Streetdate: Oct 12th, 2018
Borges and company reunite to collaborate with producer Eric “Roscoe” Ambel (Del-Lords, Bottle Rockets, Joan Jett & the Blackhearts) on a no-frills rock romp.
BOSTON, Mass. — As rock phenoms go, Sarah Borges has never been easy to pin down. Since bursting onto the national scene in 2005 as the lead singer of the Broken Singles, she hasn’t allowed a speck of dust to settle on her sound or her story. Instead, the Massachusetts native has just kept on moving and shaking.
She’s gone from frontwoman to solo act, to frontwoman again. She’s deftly navigated the weird road that winds from emerging artist to veteran performer. She’s made seven records and racked up countless touring miles. She’s collected shiny things, including an Americana Music Award nomination, multiple Boston Music Awards, and song credits on TV shows Sons of Anarchy and The Night Shift. Bands like Los Straitjackets and Big Sandy & His Fly-Rite Boys have brought her out on the road with them. Cowboy laureates Steve Berlin and Dave Alvin have lined up to collaborate with her.
As if all that wasn’t fodder enough for a compelling rock ’n’ roll narrative, in the last few years Sarah has been married and divorced, become a mother, and gotten sober. It’s a whole lot of moving and shaking for someone who just turned 40, but don’t expect to find her pumping the brakes anytime soon.
“I’m not slowing down,” Borges says. “I’m gonna keep on seeking the next sound, the next song, the next chapter of who I am.”
There’s never been much daylight between Sarah and re-invention. Even as she’s weathered the inevitable ups and downs in an industry that’s perpetually imploding, she’s stayed the course, creating an impressive body of work one album at a time, personal plot twists and genres be damned.
“Critics have always loved Sarah, but that doesn’t mean they’ve figured out what to do with her,” says Binky, her longtime bassist and best friend of 15 years.
He has a point. Conduct even a quick Google search, and you’ll find that she’s been dubbed everything — from an Americana darling to a roots rocker to a cowpunk to the next Sheryl Crow — by tastemakers as diverse as The New York Times and SiriusXM Outlaw Country Radio.
Sarah’s many things. She’s a driven artist who cranks out finely crafted, character-driven songs with the dexterity of a prolific novelist. She’s a busy single mom who doesn’t have time for your bullshit. She’s an unapologetic stage belcher. And as her bandmates are quick to point out, she’s an incurable road dog who lives for gigs and relishes the long-haul drives in vans full of stinky dudes that said gigs require. Which is all to say that Sarah and her music contain multitudes. Grit, grace, and everything in between.
“I don’t know what to call it most days,” she says, “Lately I just call it ‘rock ’n’ roll.’ Can we just call it that for crying out loud?”

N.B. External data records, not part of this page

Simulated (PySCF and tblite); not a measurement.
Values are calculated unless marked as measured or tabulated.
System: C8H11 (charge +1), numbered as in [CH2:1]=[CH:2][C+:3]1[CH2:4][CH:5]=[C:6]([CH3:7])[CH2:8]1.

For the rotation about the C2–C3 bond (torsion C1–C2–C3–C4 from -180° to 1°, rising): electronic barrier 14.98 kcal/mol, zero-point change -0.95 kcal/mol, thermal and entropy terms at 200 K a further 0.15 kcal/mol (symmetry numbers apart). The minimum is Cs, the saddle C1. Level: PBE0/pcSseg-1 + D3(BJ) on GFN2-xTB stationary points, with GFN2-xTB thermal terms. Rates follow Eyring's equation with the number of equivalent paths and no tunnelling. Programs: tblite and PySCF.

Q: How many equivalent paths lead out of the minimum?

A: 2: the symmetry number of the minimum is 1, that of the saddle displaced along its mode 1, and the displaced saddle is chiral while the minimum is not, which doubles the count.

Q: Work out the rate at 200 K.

But if you’re looking for a common denominator threading through all of Sarah’s multitudes, or something approximating a label that she might not fight you on, “joy” fits the bill. Yes, you read that right. Joy isn’t the first thing most fans associate with barroom rock songs about heartbreak, sticking it to bad men, or lusty midnight romps. But for Sarah it’s a palpable force running through everything she does.
“It won’t sound very punk of me to say this, but I feel joy now in a way I’ve never felt before about doing what I do”, she says. “It’s been a long journey, but I’m lucky as hell to be in the driver’s seat for this life I’ve been given of playing, writing, motherhood, and sobriety.”
Borges’s unbridled joy at making music two decades into a storied career comes through loud and clear in her latest long player, aptly titled Love’s Middle Name. Her third studio record with the Broken Singles, it’s a muscular 10-song cycle that pulses with gritty, unfettered emotion. As the kids like to say, this record has all the feels.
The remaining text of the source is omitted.